“Alright, let’s take a vote,” Ralph directed. I was sitting in the back of the room. I watched the hands go up in favor of Ralph’s plan. There was no dissent. Meeting adjourned.
Ralph was proud, no opposition, he picked up his stuff and strutted out of the room. And that’s when the truth came out. It started as a whisper, a snide remark, and then the piling on began. As it turned out, no one was in favor of Ralph’s plan.
“What do you mean?” Ralph said as I settled into his office.
“I don’t think your plan has a chance for success,” I replied. “As you left the room, I got to thinking, wondering if your plan had covered all the bases, in fact, if it was even the right decision.”

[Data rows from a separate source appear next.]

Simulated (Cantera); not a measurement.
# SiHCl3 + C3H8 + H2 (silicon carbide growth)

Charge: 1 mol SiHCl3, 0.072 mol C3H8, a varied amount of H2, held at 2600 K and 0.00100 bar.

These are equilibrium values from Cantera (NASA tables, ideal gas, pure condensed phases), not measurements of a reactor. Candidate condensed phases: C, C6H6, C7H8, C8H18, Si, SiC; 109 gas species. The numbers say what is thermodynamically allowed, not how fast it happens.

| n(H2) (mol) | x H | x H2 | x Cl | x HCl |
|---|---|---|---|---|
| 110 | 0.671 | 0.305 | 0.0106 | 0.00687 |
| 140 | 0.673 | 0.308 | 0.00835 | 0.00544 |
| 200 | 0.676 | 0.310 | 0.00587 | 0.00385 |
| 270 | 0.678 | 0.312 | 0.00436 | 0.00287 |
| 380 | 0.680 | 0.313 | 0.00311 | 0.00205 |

“But, everyone voted,” Ralph protested.
I nodded. “Do you think voting is the best way to make a decision?”
“Hey, it’s how we elect a president?”
I smiled and repeated, “Do you think voting is the best way to make a decision?”
“Well, do you have a better way?” Ralph challenged.
“I was just looking at your four alternatives. You know, there were two things that were absolute deal killers and the one you picked doesn’t meet the criteria.”
“What do you mean?”
“Think about it this way, Ralph. Put up a big chart on the wall and make a quick list of all the things that absolutely, positively have to be a part of the solution. Deal killers. Then make a list of all the things that are not absolute, but would be really nice to have. Now you have two lists, absolutes and desirables.
“Take your four alternatives and put them up against the criteria and see how things shake out.”
Ralph didn’t say a word. His eyes got wide. I could see him mentally checking his quick list. “I think I need to bring the team back in the room. I think they voted for a mistake.”